Director Patty Jenkins explains why she felt like the Wonder Woman solo film had to feature Gal Gadot's Diana Prince facing off against the God of War himself, Ares. No superhero film this year has been on quite the same receiving end of positive praise and financial success that Wonder Woman has. Ever since its theatrical release back in early June of this year, Wonder Woman has broken several box office milestones, shattering even the most optimistic of box office predictions prior to its release. And as a result of Wonder Woman's success, Gal Gadot's presence in the DCEU has already grown exponentially among fans and in the universe's planned future.
The film -- which follows Gadot's Diana when she journeys into the world of man for the first time during World War I -- has received a whole lot of praise, in particular, for its faithful and thoughtful interpretation of the Wonder Woman character from the comics. And one of the biggest ways that Wonder Woman goes about defining Diana's principles and core beliefs, is through her third act confrontation with Ares, whose true identity is kept a secret until a last-minute twist during the film's climactic airfield confrontation.
In the Blu-ray special features for Wonder Woman (via CinemaBlend), Patty Jenkins talks about why she thought it would have been a mistake to have Diana face off with any comic book villain other than Ares in her first solo live-action outing on the big screen:
"In my opinion, it would've been a mistake to make a first Wonder Woman film without her absolute arch rival nemesis Ares, who is the most classic villain from the lore and is her counterpart of her point of view. She's a god and he's a god, and he knows something she doesn't know and made a choice based on that. He saw the weakness in his father's creation and is trying to show the world how bad mankind is and therefore annihilate them and get rid of them. She, in the course of her journey, learns the same thing and ends up saying 'oh my god they are all of those things,' but she makes the opposite choice. If her story is about a shift in point of view, his storyline is a participant with that story, instead of being a villain bad guy, which is the point of the movie."
While there has been some debate amongst fans and critics about how well Wonder Woman pulls off its third act, there's no doubt that Ares works as a thought-provoking counterpoint to Diana's initially naive beliefs about mankind in the film. His belief that humanity causes more destruction and violence than they do love and peace actually winds up being shared by Diana at the end of the film, and turns out to be a key component in forming her overall view of humanity. Not that what Ares says about them isn't true, but that love is a powerful enough force in the world to continue fighting for anyways.
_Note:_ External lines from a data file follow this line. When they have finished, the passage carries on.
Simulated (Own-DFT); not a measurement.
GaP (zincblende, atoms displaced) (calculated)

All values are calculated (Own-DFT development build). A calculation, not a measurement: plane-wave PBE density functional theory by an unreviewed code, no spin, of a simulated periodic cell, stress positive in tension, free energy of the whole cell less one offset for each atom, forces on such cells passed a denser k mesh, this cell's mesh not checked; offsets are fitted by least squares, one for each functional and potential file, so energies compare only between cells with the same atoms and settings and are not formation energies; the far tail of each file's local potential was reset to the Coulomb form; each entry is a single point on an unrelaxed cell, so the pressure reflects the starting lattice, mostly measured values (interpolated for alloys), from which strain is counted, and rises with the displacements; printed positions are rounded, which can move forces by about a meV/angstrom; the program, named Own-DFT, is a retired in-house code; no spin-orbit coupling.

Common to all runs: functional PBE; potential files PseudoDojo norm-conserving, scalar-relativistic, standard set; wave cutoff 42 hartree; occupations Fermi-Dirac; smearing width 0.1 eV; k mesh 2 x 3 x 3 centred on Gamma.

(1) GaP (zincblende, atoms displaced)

The end of Wonder Woman leaves the possibility of villains for Diana to face off against in Wonder Woman 2 wide open. And with the Wonder Woman sequel script still being written, it's hard to know if Jenkins and co. have even decided on Diana's next cinematic foe yet. But with a late 2019 release date already set, and Patty Jenkins close to signing on as director, fans won't have to wait very long to see how the DCEU creative team plans on continuing Diana's onscreen journey moving forward.